“The Critic and the Concubine” at the Minnesota Fringe Festival: If I pan it, will a kick line show up at my office?

“The Critic and the Concubine” at the Minnesota Fringe Festival: If I pan it, will a kick line show up at my office?


The Critic and the Concubine is produced by the Grays Players, “a group of young theatre artists working to establish ourselves in the Twin Cities.” The show’s creator, Hailey Colwell, is a rising sophomore at the University of Minnesota who began writing and directing her own shows while attending Highland Park Senior High in St. Paul. While some elements of this production betray the producers’ relative inexperience with professional theater, Colwell’s script is a satisfyingly substantive reflection on the often fraught relationship between critic and artist.

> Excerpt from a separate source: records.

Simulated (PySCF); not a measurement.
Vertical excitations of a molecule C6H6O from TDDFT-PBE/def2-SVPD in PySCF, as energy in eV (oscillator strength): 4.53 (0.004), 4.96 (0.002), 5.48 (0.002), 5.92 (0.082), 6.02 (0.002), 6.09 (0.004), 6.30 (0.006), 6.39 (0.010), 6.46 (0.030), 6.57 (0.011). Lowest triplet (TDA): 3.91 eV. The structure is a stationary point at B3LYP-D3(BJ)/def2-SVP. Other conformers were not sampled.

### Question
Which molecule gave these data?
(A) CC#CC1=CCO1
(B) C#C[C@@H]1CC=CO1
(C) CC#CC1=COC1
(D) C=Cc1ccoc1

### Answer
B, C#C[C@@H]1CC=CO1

The show, set in 1950s New York, has fictional screen star Genevieve Viero (Aidan Jhane Gallivan) paying an angry visit to the office of a critic (Joe Allen) who has just written a scathing review of her latest film. The critic’s view is that the star is squandering her chops on by-the-numbers cash cows, but the actress swears she’s on the verge of a new creative breakthrough that the critic is jeopardizing by ruining her reputation. Over the course of multiple conversations, the two develop a personal relationship that ultimately affects the way both think about their respective work.

For a show with such a conventionally structured plot, The Critic and the Concubine is charmingly eccentric, and it’s at its most enjoyable when it’s most loose. The exchanges between Gallivan and Allen can drag, and Allen’s accent proves to be a Brooklyn Bridge too far; but the show pops to life when the critic’s editor (Brian Grossman) charges onstage or when the actress enlists a crew of chorus girls (Colwell, Iris Page, Emily Upin, and Annacita Gomez) to show the critic she’s not that boring after all.

What’s most impressive, though, is the way that this script—written by someone who can’t have received too many gloves-off professional reviews in her nascent career—nails a fundamental tension of the critic-artist relationship. Watching the show, I heard Gallivan reciting pleas that, as a critic, I’ve heard many times from many artists (though much more often from playwrights than actors): you don’t understand, I work so hard, you don’t know what this means to me, you’re hurting me for your own enjoyment.

Though I rarely experience either the vindication (“you’re right, that thing I did was a piece of crap”) or the change of heart (“gee, maybe I was too hard on it”) that Allen’s character experiences, Colwell accurately sketches the symbiotic relationship between critics and the artists they cover. It’s like a marriage: we need each other, and though we often hate each other for perceived injustices (I wrote a negative review, but you just took two hours of my life), ultimately we’re happy to be stuck together.